One of the directors of a sugar mill in Sangli requesting anonymity said that mills have paid about 78 per cent FRP for the cane crushed till last month. But there is no certainty of what would happen in the last phase of the crushing season. “Sugar mills in Maharashtra have produced about 64 lakh tonnes of sugar till date, that is almost 30 lakh tonnes more compared to last year same time. What we are going to do with this sugar?,” he asked pointing to the sluggish demand in the market.

“The period up to April 2021 is more of buying sugarcane and less of sugar sales. This is reducing the availability of cash flow to mills which enables them to pay cane prices to farmers and repayment of bank loans,” ISMA Director-General Abinash Verma told BusinessLine. He added that sugar exports have just started, and as per market reports export contracts for about 17-18 lt of sugar have been signed so far.

“Cash flow from sugar exports will only come mostly from May-June 2021, which means till then sugar mills will continue to face liquidity crunch,” Verma said.

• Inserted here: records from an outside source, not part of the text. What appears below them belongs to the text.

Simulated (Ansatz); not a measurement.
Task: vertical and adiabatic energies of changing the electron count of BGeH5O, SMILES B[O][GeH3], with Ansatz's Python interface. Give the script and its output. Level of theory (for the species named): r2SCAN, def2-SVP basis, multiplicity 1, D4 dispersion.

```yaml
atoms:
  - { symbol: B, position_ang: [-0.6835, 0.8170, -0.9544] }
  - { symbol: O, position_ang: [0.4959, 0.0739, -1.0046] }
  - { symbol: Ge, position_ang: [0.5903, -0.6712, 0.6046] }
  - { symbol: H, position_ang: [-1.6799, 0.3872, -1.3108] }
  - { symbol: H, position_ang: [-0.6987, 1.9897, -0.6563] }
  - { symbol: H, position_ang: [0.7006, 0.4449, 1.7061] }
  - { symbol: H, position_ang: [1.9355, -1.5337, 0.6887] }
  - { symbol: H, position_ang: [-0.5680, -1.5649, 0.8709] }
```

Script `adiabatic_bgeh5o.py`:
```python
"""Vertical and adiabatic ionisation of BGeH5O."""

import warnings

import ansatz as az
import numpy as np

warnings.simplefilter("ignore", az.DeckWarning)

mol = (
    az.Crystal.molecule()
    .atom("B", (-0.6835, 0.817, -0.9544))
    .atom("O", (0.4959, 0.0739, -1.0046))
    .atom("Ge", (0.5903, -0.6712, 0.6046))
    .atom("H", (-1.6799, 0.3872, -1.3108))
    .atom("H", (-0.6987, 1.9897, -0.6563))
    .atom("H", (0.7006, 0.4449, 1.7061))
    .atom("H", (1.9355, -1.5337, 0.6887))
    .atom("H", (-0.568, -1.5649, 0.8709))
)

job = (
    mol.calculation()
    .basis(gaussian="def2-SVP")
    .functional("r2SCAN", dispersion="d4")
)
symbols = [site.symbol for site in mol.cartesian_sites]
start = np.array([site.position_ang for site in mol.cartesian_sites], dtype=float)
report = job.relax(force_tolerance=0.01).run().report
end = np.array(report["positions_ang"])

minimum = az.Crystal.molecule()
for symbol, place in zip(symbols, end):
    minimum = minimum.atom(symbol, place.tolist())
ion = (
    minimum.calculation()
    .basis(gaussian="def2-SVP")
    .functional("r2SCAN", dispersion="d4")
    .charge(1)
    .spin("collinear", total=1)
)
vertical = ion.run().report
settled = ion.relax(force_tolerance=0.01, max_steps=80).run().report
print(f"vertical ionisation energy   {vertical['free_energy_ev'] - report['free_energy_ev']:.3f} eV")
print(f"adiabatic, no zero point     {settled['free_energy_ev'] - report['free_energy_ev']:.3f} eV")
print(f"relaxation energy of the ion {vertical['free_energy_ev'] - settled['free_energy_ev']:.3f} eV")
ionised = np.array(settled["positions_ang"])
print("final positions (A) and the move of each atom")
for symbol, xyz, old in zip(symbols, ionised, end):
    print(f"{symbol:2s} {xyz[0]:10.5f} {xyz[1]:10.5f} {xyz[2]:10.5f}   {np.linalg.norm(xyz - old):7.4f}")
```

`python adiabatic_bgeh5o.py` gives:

The current season’s opening balance of sugar is about 107 lt. Verma said that of the expected sugar production of 302 lt in the current season, sugar consumption is seen at only around 260 lt, leaving about 42 lt of unsold sugar stocks, which will additionally block another ₹15,000 crore.

Government’s stand

Union Minister of State for Consumer Affairs Raosaheb Danve told Lok Sabha on Tuesday that the government has already taken steps to improve the liquidity position of sugar mills enabling them to clear cane price dues of farmers for sugar season 2020-21.

The Centre recently approved ₹3,500 crore for providing assistance to sugar mills for expenses on marketing costs including handling, upgrading and other processing costs and costs of international and internal transport and freight charges on the export of sugar.